15th Wisconsin Volunteer Infantry
The Scandinavian Regiment

Database Record Change Request

Name at Enlist

Hans Lenvig

Birth Name

Hans Pedersen Lenvig

Other Names

Lemvig; Linvig; Lenvik; Lewis


23 Oct 1837 – 11 May 1864

Birth Place

Lenvig, Hafslo, Sogn and Fjordane fylke

Birth Country


Resident of Muster-In

Rushford, Fillmore County, MN

Company at Enlistment


Rank at Enlistment


Muster Date

20 Dec 1861

Cause of Death

killed in action

Death Location

Rocky Face Ridge, GA


Birtha Johannsdtr


Peder Olsen


11 Apr 1853

Hans Lenvig was enlisted in Company E of the 15th WI by Captain John Ingmundson at La Crosse, La Crosse County, WI on December 18, 1861 for a 3-year term of service. The men of the company called themselves “Odin’s Rifles.” His half-brother Ole Lenvig enlisted with him. The men of Company E called themselves Odin’s Rifles. Hans was mustered into Federal service as a Private (Menig) on December 20, 1861 at Camp Randall near Madison, Dane County, WI. At the time he was listed as 22 years old and not married. His residence was recorded as Rushford, Fillmore County, MN.

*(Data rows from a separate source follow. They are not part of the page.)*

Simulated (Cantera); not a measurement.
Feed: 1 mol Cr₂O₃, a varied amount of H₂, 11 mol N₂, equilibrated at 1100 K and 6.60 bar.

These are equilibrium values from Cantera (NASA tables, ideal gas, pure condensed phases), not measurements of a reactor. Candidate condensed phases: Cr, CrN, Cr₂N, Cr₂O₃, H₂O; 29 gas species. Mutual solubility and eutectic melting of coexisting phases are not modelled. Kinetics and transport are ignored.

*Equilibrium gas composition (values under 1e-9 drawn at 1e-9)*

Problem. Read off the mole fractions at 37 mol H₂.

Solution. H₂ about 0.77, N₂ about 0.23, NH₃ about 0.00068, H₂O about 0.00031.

After several months at Camp Randall learning to be a soldier, Private Lenvig left there in early March 1862, with his company and regiment to join the war. From then until November 1863 he was listed as “present” with the 15th. As such he would have participated in the successful siege of Island No. 10 on the Mississippi River in TN and the surprise raid on Union City, TN in March and April 1862. That summer he would have been with the 15th on campaign through TN, MS, and AL. In August and September he would have participated in the grueling 400-mile retreat with General Buell up to Louisville, KY, with the last 2 weeks being on half rations and short of water. He is listed as having served as a “wagoner” beginning September 16, 1862 for about a month. Private Lenvig would have been present at the October 8, 1862 Battle of Perryville, KY, which is also called the Battle of Chaplin Hills. While this was the first big battle the 15th was in, it emerged without any fatalities. On December 26, 1862, he would have participated in the 15th’s desperate charge upon a Confederate artillery battery at Knob Gap, TN just south of Nashville. There the 15th captured a brass cannon. He would have also fought at the long, cold, wet, and bloody Battle of Stone River, TN, also called the Battle of Murfreesboro, on December 30-31, 1862. It is there that the 15th first suffered serious battle casualties, and was cited for bravery.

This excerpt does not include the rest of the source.